A little over one year ago, I make a decisive break with traditional percentage-based grading systems and embraced specifications grading. I was motivated by experiences in my calculus classes where, after over 20 years of using traditional grading, I was finally fed up with the way it gives false positives and false negatives, stresses students out, and disadvantages students who need more flexibility and more choices to show evidence of learning.
That first implementation in January 2015, which I call “Iteration 1”, had lots of bugs, but it was still the best experience I’d ever had with grading up to that point. Iteration 2 was for an online course, and although I used specs grading it was so different due to being online that it’s hard to compare it with Iteration 1. Iteration 3 was in the fall, and as I noted here before it was worse than either Iterations 1 or 2 because I made the system too complicated. What I want to talk about now is Iteration 4, which is what I am currently using and I think it’s the closest I’ve gotten so far to the ideal grading experience for both myself and for students.

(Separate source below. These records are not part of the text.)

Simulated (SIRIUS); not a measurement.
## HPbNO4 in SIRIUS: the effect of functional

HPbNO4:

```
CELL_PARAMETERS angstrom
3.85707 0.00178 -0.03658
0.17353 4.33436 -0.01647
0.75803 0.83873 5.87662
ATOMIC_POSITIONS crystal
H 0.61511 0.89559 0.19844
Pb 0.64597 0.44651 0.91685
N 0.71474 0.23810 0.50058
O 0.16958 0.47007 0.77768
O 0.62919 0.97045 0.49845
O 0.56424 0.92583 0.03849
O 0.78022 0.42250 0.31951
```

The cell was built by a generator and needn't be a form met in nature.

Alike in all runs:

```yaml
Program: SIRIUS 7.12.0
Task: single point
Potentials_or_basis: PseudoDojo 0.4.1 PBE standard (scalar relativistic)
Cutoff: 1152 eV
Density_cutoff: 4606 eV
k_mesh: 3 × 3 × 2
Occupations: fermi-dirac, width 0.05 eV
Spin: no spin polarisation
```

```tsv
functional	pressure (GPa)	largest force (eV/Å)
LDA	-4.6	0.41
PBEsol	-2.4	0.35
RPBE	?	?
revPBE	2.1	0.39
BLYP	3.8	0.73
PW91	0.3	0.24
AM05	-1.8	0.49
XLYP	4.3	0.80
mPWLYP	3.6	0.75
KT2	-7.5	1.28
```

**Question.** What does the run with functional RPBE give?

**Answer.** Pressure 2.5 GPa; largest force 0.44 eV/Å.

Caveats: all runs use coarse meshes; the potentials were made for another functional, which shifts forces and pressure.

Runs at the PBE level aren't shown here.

In this post I want to focus on something I stumbled across that makes Iteration 4 work so far, and it’s the grading rubric I am using for the major pieces of student work. It’s known as the EMRF rubric and it’s due to Rodney Stutzman and Kimberly Race. It came up in a discussion on the Standards-Based/Specifications Grading community on Google+ (which all the cool kids have joined, so get on that) and once I saw it, I knew that this was the rubric I had been looking for.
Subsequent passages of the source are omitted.